Anbar Awakening for Afghanistan?

Tara McKelvey has a good piece in the November American Prospect on what some are calling "The Petraeus Doctrine." Lots of security-types are now interested in counterinsurgency, but Petraeus's strategy has been confounded with "the surge," the Anbar Awakening and other elements of the Iraq war.

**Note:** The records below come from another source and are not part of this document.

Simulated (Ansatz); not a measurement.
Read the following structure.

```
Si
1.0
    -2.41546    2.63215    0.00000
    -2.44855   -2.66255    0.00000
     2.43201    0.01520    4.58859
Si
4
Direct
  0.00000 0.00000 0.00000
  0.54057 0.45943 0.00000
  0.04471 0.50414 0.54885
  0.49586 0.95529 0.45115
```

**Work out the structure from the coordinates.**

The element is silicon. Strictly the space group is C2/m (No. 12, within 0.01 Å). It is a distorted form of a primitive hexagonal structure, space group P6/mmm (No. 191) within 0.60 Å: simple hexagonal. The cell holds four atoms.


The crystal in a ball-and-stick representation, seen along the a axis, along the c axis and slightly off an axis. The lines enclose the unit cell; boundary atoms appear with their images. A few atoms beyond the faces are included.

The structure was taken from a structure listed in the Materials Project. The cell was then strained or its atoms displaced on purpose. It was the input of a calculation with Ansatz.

Indeed, the incoming Obama administration might want to think carefully before attempting to export "the surge" to Afghanistan. As McKelvey notes, when explaining the reduction in violence in Iraq:
"Nearly everyone gives credit to the Anbar Awakening...and to a pullback by the militia led by Shiite cleric Muqtada al-Sadr. These disparate elements, some coordinated by the military and some coincidental, have come together and tamped down the bloodshed."
Want to know what I left out with those ellipses? Here's a key point to keep in mind. There's a huge payoff tied to US counterinsurgency strategy in Iraq:
the U.S. is paying approximately 100,000 individuals known as the Sons of Iraq about $300 a month to keep the peace, and Sunni tribal sheikhs make millions more through U.S. contracts
That $30 million monthly to the Sons of Iraq apparently buys a lot of order.

It's not at all clear that similar payoffs could be effective in Afghanistan.

Consider what columnist Eric Margolis wrote in 2002, "Karzai's `election' has cost Washington $5 billion in bribes and payoffs to Afghan warlords." How has that turned out?